Collin's been a movie critic since 2009. In real life he works in marketing and is also a novelist ("Good Riddance" published in Oct 2015).
Once upon a time, Spike Lee was a relevant filmmaker—a front-line, cinematic voice on race relations in the country. But it’s been almost thirty years since his best film, Do the Right Thing, and a solid decade or so since he’s made any movie that resonated in US theaters. All of that changes with BlacKkKlansman, an emphatic masterpiece that proves Lee is not only still relevant but can actually re-take his place among the best directors when he puts his mind to it.

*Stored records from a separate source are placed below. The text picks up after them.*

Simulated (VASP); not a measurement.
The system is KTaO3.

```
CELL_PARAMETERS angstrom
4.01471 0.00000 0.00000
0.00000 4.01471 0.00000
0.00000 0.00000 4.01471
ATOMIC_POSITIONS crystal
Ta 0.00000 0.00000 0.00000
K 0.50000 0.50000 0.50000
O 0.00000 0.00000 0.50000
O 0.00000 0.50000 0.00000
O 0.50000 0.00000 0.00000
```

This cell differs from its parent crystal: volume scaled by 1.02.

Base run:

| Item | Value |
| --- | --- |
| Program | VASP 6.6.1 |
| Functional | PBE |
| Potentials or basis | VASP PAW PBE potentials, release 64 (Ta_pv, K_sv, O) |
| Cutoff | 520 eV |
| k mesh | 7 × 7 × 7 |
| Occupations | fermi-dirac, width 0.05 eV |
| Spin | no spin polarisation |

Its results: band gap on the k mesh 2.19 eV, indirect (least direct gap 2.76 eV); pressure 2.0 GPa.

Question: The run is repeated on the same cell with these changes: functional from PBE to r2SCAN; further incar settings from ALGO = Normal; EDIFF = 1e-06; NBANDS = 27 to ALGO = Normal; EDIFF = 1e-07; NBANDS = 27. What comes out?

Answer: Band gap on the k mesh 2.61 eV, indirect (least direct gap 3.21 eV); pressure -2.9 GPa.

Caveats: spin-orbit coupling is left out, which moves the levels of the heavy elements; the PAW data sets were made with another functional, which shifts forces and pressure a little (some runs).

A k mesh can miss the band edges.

Based on the true-life story of Ron Stallworth—the first-ever black officer in the Colorado Springs Police Department—the film documents his successful infiltration (and plentiful disruption) of the local chapter of the Ku Klux Klan in the 1970s. Presented as a racially charged drama with enough tinges of straight-up comedy to boost the entertainment level, BlacKkKlansman works across the board.
Leading the way is the phenomenal John David Washington (son of Denzel) as Stallworth, a take-no-crap cop who discovers the best way to fight racism is from the inside. Answering a KKK recruitment ad in the local paper, Stallworth uses his “white voice” to convince the local chapter to take him on as a member. His colleague, Jewish officer Flip Zimmerman (an equally great Adam Driver), stands in for him when face-to-face meetings are required.
When Stallworth’s membership card gets stuck in processing, his call to headquarters leads him to Grand Wizard David Duke (Topher Grace), who takes an instant (and utterly oblivious) liking to Stallworth. The two strike up a “friendship”, which eventually leads to Duke visiting Colorado Springs himself (with incredulous ramifications). At the same time, Stallworth is also integrating himself into the local Civil Rights movement, led by Patrice Dumas (Laura Harrier), the president of the college black student union.
Lee, who co-wrote the script with Charlie Wachtel, David Rabinowitz, and Kevin Willmott, deftly fuses all the storylines together into an absolutely fantastic motion picture that is as timely as it is important. Bookended with vitriolic racism (beginning with hate speech from Alec Baldwin’s fictional Dr. Kennebrew Beauregard and closing with news footage from the 2017 white supremacist rally in Charlottesville), BlacKkKlansman arrives as a movie that—but for the bell-bottoms, flare-collar suit jackets, and funkadelic soundtrack—could easily have been set in the present day. And Lee makes us all realize what a horrifying thought that is.
With the assistance of up-and-coming cinematographer Chayse Irvin, Lee has jumped right back up into the saddle and crafted a visually perfect gut-punch of a film—a sneaky-funny look at subversion and subterfuge that hopefully marks the bona fide return of one of cinema’s greats.